VHS Outdoors Club Plans Trip, Seeks Donations
A group of Valley High School students will get closer with nature as they take part in “Outdoor Odyssey” from May 9-11.
This trip, named by VHS’s PRO Donald Bordenkircher, will take place at Pocahontas County’s 4-H grounds.
A whole list of events are planned by the staff involved with the club, whom includes Kristi Earley, Tara Byard, Joshua Weekley, Aaron Allen, Annie Hall, Jeremy Kelch, and Bordenkircher. The club, which has been a part of the school for four to five years, was originally formed by Bordenkircher and Earley, who states that the PRO officer approached her after talking to students during lunch.
Earley stated that Bordenkircher expressed concerns about keeping kids engaged at school and had some ideas as to how to rectify the situation. “I like to hunt,” Earley states. “Donald likes to hunt and shoot rifles and pistol,” she adds.
“The club has blossomed since its beginning.” VHS’s Sportsman’s Club has paired up with Pine Grove’s Sportsman’s Club for 3D archery shoots in the summer. The club also participates in Adopt A Highway, pond cleaning, and Trout In The Classroom, a project completed by Allen’s environmental earth class.
Last year was the first for releasing the trout. Weekley, Byard, and Allen took eight students to Pocahontas County and released the trout while staying in tents. Earley states that Allen approached her after returning and asked if there was any way that the Sportsman’s Club could help with cost and possibly make it a weekend trip.
“I started calling some friends at WVU and the DNR for possible workshops and suggestions and Bordy (Donald Bordenkircher) and Kelch also made some calls . . . the rest just fell in place,” said Earley.
Weekley adds that the trout released last year by VHS were some of the largest of the state.
Events for this year’s trip include guided fly fishing by Bubba Holtz, the dean of the West Virginia Fly Fishing School. Earley personally hopes to learn how to fly fish during this year’s trip.
Students also get to participate in dutch-oven cooking, skeet shooting, nature/landscaping painting, firearm safety, canoeing, ecology studies, chainsaw carving, endangered species seminar, and nature hike by the West Virginia DNR, 3D archery, air rifles, wood carving, fly tying, a visit to the Green Bank observatory, paintball competitions, the release of fingerling trout that have been raised by Valley High School environmental students, campfire sing-alongs and ghost story telling.

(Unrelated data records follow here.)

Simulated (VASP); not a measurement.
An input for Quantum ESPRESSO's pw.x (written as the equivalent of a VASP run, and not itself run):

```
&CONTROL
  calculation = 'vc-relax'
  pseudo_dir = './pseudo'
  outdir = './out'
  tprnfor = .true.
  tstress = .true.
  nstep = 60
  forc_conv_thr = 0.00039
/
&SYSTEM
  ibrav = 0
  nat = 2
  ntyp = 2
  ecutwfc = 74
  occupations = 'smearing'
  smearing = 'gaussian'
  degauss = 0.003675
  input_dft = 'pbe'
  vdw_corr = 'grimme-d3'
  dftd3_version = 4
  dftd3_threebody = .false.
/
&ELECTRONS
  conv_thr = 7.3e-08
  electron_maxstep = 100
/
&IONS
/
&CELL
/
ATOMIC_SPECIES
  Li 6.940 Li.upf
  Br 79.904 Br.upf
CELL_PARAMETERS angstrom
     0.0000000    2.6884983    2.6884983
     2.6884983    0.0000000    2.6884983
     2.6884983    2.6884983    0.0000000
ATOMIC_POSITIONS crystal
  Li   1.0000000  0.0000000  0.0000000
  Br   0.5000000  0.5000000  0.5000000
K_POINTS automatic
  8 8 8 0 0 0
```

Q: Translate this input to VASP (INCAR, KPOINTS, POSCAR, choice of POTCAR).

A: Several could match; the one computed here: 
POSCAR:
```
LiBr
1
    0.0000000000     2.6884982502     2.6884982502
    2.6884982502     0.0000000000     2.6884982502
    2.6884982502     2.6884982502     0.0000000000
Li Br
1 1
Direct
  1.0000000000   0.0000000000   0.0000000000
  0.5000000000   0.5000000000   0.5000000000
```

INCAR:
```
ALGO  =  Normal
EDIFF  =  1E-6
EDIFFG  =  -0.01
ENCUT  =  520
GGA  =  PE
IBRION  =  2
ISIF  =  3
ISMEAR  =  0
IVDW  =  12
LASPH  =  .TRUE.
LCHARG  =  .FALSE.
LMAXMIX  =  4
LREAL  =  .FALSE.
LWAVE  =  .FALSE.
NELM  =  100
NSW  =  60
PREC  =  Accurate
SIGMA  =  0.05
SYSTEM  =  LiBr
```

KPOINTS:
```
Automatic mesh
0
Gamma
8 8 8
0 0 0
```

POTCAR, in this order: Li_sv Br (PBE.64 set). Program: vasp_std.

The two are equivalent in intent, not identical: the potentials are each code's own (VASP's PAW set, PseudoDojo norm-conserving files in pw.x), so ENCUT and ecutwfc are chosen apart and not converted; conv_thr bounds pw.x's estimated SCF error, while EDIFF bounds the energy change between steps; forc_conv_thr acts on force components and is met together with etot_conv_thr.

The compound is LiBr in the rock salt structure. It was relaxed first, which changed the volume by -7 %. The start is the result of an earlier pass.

Furthermore, “Outdoory Odyssey” tee-shirts, designed by Bordenkircher, will be given to each camper on the last day of the trip.
Earley stated that the school appreciates donations for their campers as some students lack proper materials such as sleeping bags, rods, and reels. The trip is at no cost to the students; club money and donations are used to pay fees to get into Green Bank Conservatory and purchase fishing licenses.
Club advisors give immense credit to Bud Forte, Cabela’s events coordinator, who has offered support to the club. Cabela’s has been with the Sportsman’s Club since its implementation and is helping out with their spring trip by donating the dutch ovens that will be used, other camping supplies, and discounts on other materials.
Furthermore, Earley expresses gratitude to Doug’s Trading Post, which has also been supportive of the club since its creation and has donated fishing supplies for the trip. She states that she is also grateful for Rick Barr of Martin’s Hardware, who is also helping out by donating fishing tackle for the trip for the students who need it.
The Michael McGuane Foundation has helped fund the club’s endeavors from its beginning.
Prizes will be given out to campers for the biggest fish, scavenger hunt, skeet shooting and archery, best story telling, and camper of the weekend. An award will also be given to the “Camper of the Week”-who can be a boy or a girl, upperclassman or lowerclassman. This award will be based on enthusiasm, sportsmanship, participation, passion for learning about the outdoors, and exemplifies good stewardship of the land.
The fun of the Sportsman’s Club obviously does not just begin with the trip. For example, a turkey calling contest will be held today, 1 p.m., at VHS. Ten students from VHS will be participating, as well as some students from Hundred. Robbie Gilbert, Rich Harr, and Dan Kelch will be judging the contest, and prizes will be given for the top five individuals.
The school hopes to make the event a sanctioned yearly event.
VHS teacher Kelch, an avid hunter and fisherman, is looking forward to using his ties to “Game On” television while on the trip. One lucky camper will be able to go on a turkey hunt with Kelch and Robby Gilbert of “Game On”. Kelch states that this hunt will be televised. He will take the club member who has helped and participated the most in the sportsman’s club archery shoots and other club activities to hunt on his home property Friday morning before leaving for the trip. If that student doesn’t get a turkey then, he will also take him hunting at Pocahontas County while they are there. If that student gets a turkey Friday morning, Kelch will take the second most helpful student.
Byard is looking forward to canoeing with the campers, as she states that there is a reservoir close to where the camp is.
“We are trying to target kids who struggle in school,” Byard states, adding, “and give them a part.” Byard expresses further enthusiasm as to the trip to the Green Bank Observatory. “Some kids have never gotten to go to that observatory,” she states.
Despite the growth of the Sportsman’s Club, Earley, Bordenkircher, Kelch, and the other advisors focus on the main goal: to target at-risk students and to keep students engaged at school.
Surprisingly, some students do not understand why their teachers are investing so much time into the trip and into them, the students. “We learn as much from the students as they do from us,” Kelch confidently states.
Furthermore, while Kelch is generally on good terms with his students, he stated that he is excited to see how kids react to the teachers out of the school environment. Earley and Kelch both are excited to see what different students will excel at on the trip.
For instance, understandably, some students succeed at academics and others succeed at athletics. However, Earley and Kelch stress that each student possesses a different skill set and, furthermore, they spoke of the possibility of the trip bringing out these skills in students, whether it be the student who turns out to be an avid fisherman or the student who expresses enthusiasm over canoeing. Kelch adds that he always tells his students that they will get along with him as long as they work their hardest. “We are finding their talents,” he states. “We look at work ethic.”